I had an interesting conversation with David Rodriguez, Executive Vice President of Global Human Resources at Marriott International, recently. He made me think.
All the time I spend executive coaching, what I’m really doing is helping people think. I am asking them provocative questions. Expanding their thinking. Challenging them. It’s also my role to support them when the thinking is hard, sometimes push them off the cliff of their limitations and then cushion their fall. The result is growth, and the result of growth is peak performance and an improved bottom line.
I thought that was a good thing.
But David showed me another perspective. He reminded me how hard it is to reflect. How unready sometimes leaders are to learn. He said,
Most people I find shy away from being introspective. Even if they have the capability they shy away from actually practicing introspection.

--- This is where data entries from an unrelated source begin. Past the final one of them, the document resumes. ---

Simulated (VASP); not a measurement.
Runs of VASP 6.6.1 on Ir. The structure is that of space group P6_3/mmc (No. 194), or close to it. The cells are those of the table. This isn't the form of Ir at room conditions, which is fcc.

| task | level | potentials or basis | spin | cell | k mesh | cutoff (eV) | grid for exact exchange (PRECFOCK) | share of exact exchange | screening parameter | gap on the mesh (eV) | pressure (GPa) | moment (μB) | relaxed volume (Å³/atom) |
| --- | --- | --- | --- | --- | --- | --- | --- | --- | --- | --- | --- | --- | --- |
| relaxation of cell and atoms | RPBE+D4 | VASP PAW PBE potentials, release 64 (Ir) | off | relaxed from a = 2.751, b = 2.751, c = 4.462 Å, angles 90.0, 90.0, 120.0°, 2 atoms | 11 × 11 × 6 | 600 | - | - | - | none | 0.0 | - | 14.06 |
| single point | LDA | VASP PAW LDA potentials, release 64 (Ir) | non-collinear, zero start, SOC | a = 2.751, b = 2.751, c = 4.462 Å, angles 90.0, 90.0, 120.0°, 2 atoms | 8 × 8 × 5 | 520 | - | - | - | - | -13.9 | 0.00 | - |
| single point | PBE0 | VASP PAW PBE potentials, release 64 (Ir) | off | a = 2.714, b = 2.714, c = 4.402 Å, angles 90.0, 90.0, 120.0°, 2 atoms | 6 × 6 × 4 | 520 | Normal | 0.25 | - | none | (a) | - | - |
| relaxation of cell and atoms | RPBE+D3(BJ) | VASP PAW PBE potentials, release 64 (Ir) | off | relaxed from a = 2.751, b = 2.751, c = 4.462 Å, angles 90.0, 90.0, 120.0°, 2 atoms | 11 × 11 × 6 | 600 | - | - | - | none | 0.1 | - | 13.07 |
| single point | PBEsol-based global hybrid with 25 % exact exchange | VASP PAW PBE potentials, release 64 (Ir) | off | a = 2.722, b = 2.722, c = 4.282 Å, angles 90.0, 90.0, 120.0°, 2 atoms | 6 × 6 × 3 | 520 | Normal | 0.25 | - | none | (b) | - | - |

Knowing David to be a brilliant leader in the arena of leadership development, I was a little surprised. I thought leaders loved this stuff! Here’s what he said:
The times we’re living in today are tough. Everyone is under a lot of pressure. There’s a lot of uncertainty. A lot of emotional energy is devoted to coping with things outside our control. We can’t control the economy. We feel like victims. Everyone is trying desperately to stay calm and focused in the face of external pressures. This is supposition, but I think the average person does not look to add to the pressures they face. While introspection is great as a catalyst for growth and fundamental to growth, in essence what it really is is going to a zone of discomfort. It’s finding out things about yourself that may not make you feel in the moment good and in control. Especially in these times when people have such pressures, [reflection] could be a Pandora’s box.
And I suppose he’s right. When you open the lid to your potential, who knows what demons lurk inside, just waiting to jump out and grab you? Do you really have the energy to rally now, of all times, to fight the status quo? Can’t you just suffer through the challenges in peace?
Of course you can. Many do. I’ll admit that since David and I talked, I have met a few people who seem truly bedraggled by the impact of a negative economy. It would be cruel to unleash on them Pandora’s box.
Or would it? What I want you to remember it that practicing personal leadership is not just about facing your fears. It’s about finding your strength.
In Pandora’s box you may find old habits, destructive patterns, or hidden fears.
But you will also find a clear, inspiring vision of who you want to be.
You’ll find new focus on what you want to achieve.
You’ll find new strategies and tools for progress.
You’ll find fulfillment.
New ways of spending your time.
A stronger, smarter, more motivating team.
A whole new universe of learning and possibility.
You’re going to find yourself.
The Fifth Practice of Personal Leadership is Feel Fulfillment. I’ll admit that perhaps the process of getting there may present challenging questions, but those questions are the doorway to a satisfying life.
When you sit on the lid of Pandora’s box, you lock your real self inside. Go ahead. Open up.